We introduce the efficiency EL as a product of the speedup SL and the scaling factor of the load N. The following example explains some details about the efficiency EL. Assume that a web server hosted in a cloud instance with one CPU core (R=1) can handle 50 client requests (L=50) with a response time of 0.5 s. The traditional approach for the efficiency E(p) yields to a wrong conclusion about the efficiency of the scaled systems L in the following cases: (i) doubled load N=2 (L=100) that provides response time of 1.5 s and (ii) tripled load N=3 (L=150) that provides response time of 2 s. One can calculate that (Equation7) results in an efficiency of 0.33 (E=0.5s/(1·1.5s)) for the doubled load, while the latter will have a smaller efficiency of 0.25 (E=0.5s/(1·2s)). Our approach results with efficiencies of EL=0.5s/1.5s·2=0.66 and EL=0.5s/2s·3=0.75 correspondingly, which shows that the latter scaled system is more efficient.
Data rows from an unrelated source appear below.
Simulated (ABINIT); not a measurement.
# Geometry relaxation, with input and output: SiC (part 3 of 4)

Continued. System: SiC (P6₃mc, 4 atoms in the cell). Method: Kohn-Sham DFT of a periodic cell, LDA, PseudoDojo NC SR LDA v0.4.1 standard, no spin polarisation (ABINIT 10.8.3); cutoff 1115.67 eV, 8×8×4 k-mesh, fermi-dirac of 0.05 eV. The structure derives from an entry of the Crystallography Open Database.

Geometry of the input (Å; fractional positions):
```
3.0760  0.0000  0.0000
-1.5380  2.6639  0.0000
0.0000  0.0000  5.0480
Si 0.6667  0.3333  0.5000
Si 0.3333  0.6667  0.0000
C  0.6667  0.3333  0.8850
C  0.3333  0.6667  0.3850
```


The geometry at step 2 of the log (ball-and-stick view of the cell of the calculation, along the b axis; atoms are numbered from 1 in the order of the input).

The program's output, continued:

In order to state the problem more clearly, we present another, even more simpler example for which the classical definition of efficiency according to Amdahl’s Law is meaningless for the system with scaled resources. Let the scaled system with a single VM is loaded once with L1=10 and the second time with L2=11 requests. Without loosing generality, since the small load, we can assume that the response time will be the same for both loads. According to the traditional definition, the efficiency will be the same for both cases, although the latter’s resources are more utilised. How a user can exploit our model? Let’s assume that a user needs to handle 110 requests. In this case, instead of using 10 requests per VM and renting 11 VMs, the user can rent only 10 VMs and load each VM with 11 requests, still achieving the same response time and speedup.

Similarly, in the case of scaling both resources and load, the efficiency ERL of the scaled system RL is defined as the product of speedup SRL and the load per resources scaling factor N / p. Although this scaled system is more complex than the previous two, still the conclusions are similar that both efficiencies can be expressed by EL and ERL as a real efficiency of both scaled systems.

5.4. Going beyond the speedup limits

Although Section 5.2 presents the theoretical limits of the speedup in various scaled systems, several examples are reported where the speedup went beyond the limits, that is, a superlinear speedup is achieved.

Ristov et al. [Citation13] have modeled the performance behavior of services classifying five sub-domains of speedup:

  • Drawback: 0<S(p)<1 - worse performance for the scaled system (a slowdown);

  • No Speedup: S(p)=1 - the new scaled system reports the same performance as unscaled;

  • Sublinear: 1<S(p)<p - similar to Gustafson’s scaled speedup;

  • Linear: S(p)=p - maximum limited speedup according to the Gustafson’s scaled speedup;

  • Superlinear: S(p)>p - greater performance than the limited speedup.

The expected sub-domains, along with four regions of the server load (underutilised, proportional, superior and saturated) are presented in Figure [Citation13]. The first three regions are already expressed in our theoretical analysis. In this paper the superior region is of interest, and it appears because the web server with one core will enter in its saturation mode, while the scaled system is still in its normal mode. The superior region ends when the scaled system enters the saturation mode. This means that theoretical speedups of all scaled systems do not saturate to the constant value, but they will start to falling down when the ratio L / R will increase up to some level when even the scaled resources cannot handle the load at the appropriate time.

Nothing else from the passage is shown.